President Obama recently invoked the greatest hero of the conservative movement in calling for Congress to pass his tax-raising “Buffett Rule,” saying that the measure could be renamed the “Reagan Rule.”
Obama, who spoke this morning at the White House, taunted conservatives as extremists who have strayed even from Ronald Reagan in opposing the Buffett Rule, which puts a floor under millionaires’ taxers and was inspired by Buffett’s comment that he had paid a lower tax rate than his secretary.
Obama noted that Reagan had once expressed outrage over a millionaire paying a lower rate than a bus driver. Obama said:
That wild eyed, socialist, tax-hiking class warrior was Ronald Reagan . . . If it will help convince folks in Congress to make the right choice, we could call it the Reagan Rule instead of the Buffett Rule.

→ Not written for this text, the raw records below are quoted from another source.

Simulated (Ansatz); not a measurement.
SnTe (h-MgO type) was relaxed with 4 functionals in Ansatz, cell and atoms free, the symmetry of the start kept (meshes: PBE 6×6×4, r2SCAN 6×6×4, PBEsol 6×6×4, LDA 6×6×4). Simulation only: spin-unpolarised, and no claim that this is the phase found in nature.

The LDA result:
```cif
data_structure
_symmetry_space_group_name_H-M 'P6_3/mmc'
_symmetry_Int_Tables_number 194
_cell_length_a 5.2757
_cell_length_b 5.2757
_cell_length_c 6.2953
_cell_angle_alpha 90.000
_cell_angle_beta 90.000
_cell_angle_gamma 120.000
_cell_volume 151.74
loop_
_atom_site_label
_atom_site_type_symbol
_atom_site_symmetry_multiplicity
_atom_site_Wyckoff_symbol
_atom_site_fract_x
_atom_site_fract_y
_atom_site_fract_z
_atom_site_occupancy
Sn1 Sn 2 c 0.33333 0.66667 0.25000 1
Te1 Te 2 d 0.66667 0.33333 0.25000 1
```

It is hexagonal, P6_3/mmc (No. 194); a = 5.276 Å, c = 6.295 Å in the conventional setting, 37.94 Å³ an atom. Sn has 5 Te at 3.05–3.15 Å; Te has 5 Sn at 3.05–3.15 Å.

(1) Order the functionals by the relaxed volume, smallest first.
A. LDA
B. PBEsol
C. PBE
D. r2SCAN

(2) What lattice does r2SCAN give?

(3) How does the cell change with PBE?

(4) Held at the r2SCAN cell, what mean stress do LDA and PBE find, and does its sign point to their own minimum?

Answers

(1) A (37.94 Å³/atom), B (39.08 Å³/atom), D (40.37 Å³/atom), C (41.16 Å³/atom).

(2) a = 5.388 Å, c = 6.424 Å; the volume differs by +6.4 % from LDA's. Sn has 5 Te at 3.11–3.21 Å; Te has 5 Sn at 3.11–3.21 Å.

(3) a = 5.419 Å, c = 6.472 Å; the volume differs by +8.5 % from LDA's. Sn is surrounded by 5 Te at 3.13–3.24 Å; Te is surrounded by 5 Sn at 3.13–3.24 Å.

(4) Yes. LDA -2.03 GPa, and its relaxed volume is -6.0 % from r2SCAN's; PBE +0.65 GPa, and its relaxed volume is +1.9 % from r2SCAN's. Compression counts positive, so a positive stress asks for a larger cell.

But Reagan at the time was calling for Congress to close tax loopholes and was campaigning for passage of the 1986 tax reform act, which was designed to be revenue neutral. In exchange for taking away the loopholes, the law, which Reagan ended up signing, lowered the top federal income tax rate for the wealthiest from 50 percent to 28 percent.
By contrast, Obama’s Buffett Rule would raise taxes, mandating that millionaires pay a minimum tax rate of 30 percent. This would raise taxes for some, especially those whose earnings are largely derived from investments taxed at a lower rate than income.